The controversy about school prayer threatens to aggravate the already intense dispute over the role of public schools in America. Flush from their midterm election victory, the new Republican congressional majority is talking about launching a constitutional amendment to reverse the 30-year-old Supreme Court ruling barring formal prayer in public schools. President Clinton says he supports a lesser measure — a law permitting a moment of silence in the classroom.
People on all sides of the controversy feel strongly about their positions. The advocates of prayer in school believe that the moral decline of America can be traced to the court’s ruling that “took God out of the classroom.” Opponents devoutly believe that formal prayer (of which a moment of silence would be but a shrouded variation) would breach the essential wall of separation between church and state. A middle-of-the-road group, which includes the president, purports to seek a resolution that would permit voluntary prayer.

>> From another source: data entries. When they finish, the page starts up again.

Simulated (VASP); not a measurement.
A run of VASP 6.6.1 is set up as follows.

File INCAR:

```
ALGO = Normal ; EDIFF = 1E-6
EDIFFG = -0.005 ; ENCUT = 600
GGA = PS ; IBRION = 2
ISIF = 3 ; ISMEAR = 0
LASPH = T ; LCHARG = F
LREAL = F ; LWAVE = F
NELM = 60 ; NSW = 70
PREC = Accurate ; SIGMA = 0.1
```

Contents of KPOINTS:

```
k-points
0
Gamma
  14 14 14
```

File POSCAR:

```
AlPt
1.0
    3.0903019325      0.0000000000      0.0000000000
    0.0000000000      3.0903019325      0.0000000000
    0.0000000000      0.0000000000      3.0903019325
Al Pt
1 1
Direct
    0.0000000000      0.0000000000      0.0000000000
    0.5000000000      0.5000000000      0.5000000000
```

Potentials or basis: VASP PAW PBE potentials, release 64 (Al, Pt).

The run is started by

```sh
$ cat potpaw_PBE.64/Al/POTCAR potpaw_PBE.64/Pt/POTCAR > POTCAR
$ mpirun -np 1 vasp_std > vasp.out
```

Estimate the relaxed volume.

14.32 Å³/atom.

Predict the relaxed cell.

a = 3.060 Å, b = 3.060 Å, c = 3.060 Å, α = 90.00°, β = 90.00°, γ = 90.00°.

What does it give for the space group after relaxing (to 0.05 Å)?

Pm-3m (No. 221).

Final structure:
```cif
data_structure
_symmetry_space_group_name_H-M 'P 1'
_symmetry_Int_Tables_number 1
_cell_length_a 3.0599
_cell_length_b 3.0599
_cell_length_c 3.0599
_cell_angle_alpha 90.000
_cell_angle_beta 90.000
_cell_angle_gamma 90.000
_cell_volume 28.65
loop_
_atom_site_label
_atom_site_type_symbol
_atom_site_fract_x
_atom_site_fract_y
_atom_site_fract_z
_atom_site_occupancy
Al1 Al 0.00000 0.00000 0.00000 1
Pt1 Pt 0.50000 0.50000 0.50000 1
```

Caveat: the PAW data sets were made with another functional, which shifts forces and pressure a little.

What is frustrating about this dispute is that it is so unnecessary. There is a way for everyone to get what he wants. Yet that happy circumstance is unrecognized by the participants.
How can everyone get what he wants? By erecting a wall of separation between school and state, just as the Founding Fathers did for church and state.
The case for separating school and state is essentially the same as that for separating church and state. The wise founders of this nation removed religion from the politicians’ reach because they knew that forcible imposition of religious beliefs had bled Europe and caused untold misery for centuries. People obviously do not like to have a world view forced down their throats. Education also embodies a world view and values. Government sponsorship of education, then, resembles its sponsorship of religion, and it carries the same risks. Since all government action is coercive (taxation is the most obvious example — try not paying your taxes), government education is necessarily coercive. It is financed through compulsory levies, and students are compelled to attend. (Although parents are legally free to send their children to private schools, the fact that they are forced to support the government’s schools anyway precludes that option for most people.) So public schooling necessarily introduces coercion into many sensitive areas of family life and personal conscience. That is why current disputes over values in public schools are so visceral and bitter.
The coercion inherent in public schooling exposes the futility of the quest for “voluntary” prayer in school. School prayer will be voluntary only when school attendance and financing are voluntary. Until that day, prayer will be rife with compulsion.
Separating school and state resolves the prayer controversy in the most satisfactory way. Parents would finance and send their children to only the schools of their choice. Those who wish to have their children begin the school day with formal prayer will easily find schools to accommodate them. The same will apply for those who want only a moment of silence and for those who want neither.
The hallmark of full privatization of education is freedom of choice. Separation of school and state would put control over education back where it belongs — with the family. That could not help but improve education for children, because a long line of research affirms that the decisive factor that explains the success or failure of education is the presence or absence of family support. When government runs schools, family responsibility is diminished as the state assures parents that their children’s education is safely in the hands of experts.
On narrower grounds, public school prayer should make religious people wary. The integrity of religion is jeopardized by its mixture with politics. School prayer would require civil authorities to decide what prayers are and are not permissible in school. That’s the last thing that religious citizens should want. Will Christians be happy when their children are subjected to pagan odes to Gaia penned by a devout ecologist?
Proponents of school prayer say the issue is freedom of religion. If that’s the case, they should oppose the interjection of prayer into the coercive environment of the public schools. The best protection for religion is the separation of school and state.